Trading Knowledge: The Difference Between Contracts and Spot
1. From a pure trading perspective, there is no difference between the two. Theoretically, all long positions can be bought in the spot market, and all short positions can be sold. Some analysts always use the spot market as an excuse for their losses, even encouraging fans to hold without stop-loss, which reflects a lack of understanding of basic trading knowledge. For traders with a complete system, there is no difference between spot and futures operations.

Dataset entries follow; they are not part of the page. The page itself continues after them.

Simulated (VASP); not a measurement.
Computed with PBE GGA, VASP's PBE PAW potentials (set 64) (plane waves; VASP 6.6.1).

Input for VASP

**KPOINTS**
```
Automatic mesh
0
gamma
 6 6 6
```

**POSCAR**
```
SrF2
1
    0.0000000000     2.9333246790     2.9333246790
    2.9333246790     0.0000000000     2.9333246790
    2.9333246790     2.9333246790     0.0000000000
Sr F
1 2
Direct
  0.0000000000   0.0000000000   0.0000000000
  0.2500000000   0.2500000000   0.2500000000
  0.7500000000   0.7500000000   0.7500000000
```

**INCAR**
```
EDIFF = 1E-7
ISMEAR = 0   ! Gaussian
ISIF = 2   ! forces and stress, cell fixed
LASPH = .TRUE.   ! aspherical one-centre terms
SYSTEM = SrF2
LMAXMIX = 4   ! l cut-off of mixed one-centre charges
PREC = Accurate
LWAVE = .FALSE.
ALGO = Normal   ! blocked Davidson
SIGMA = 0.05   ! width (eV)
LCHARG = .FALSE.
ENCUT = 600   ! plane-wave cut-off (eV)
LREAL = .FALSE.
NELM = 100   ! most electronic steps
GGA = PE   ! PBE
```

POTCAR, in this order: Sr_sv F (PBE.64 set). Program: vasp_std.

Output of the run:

2. From a risk control perspective, contract risks are greater. Contracts imply leverage, which simultaneously amplifies profits and losses. Therefore, normal contract operations are either small positions + high leverage or large positions + low leverage. If it is large positions + high leverage, it is no different from gambling. Thus, contracts increase both the upper and lower limits of trading. For mature traders, the return on contracts or short-term trading is far higher than that of medium to long-term trading, but very few can understand it, perhaps less than 0.1%.
In summary.
I agree with the statement that beginners should not touch contracts. If trading ability is average, then focus on the spot market, and definitely avoid leverage. However, beginners will eventually become seasoned traders, and this process is achieved through continuous short-term practice and ongoing review, developed through personal experience; it is unrealistic to expect to make hundreds of times with one trade over several months.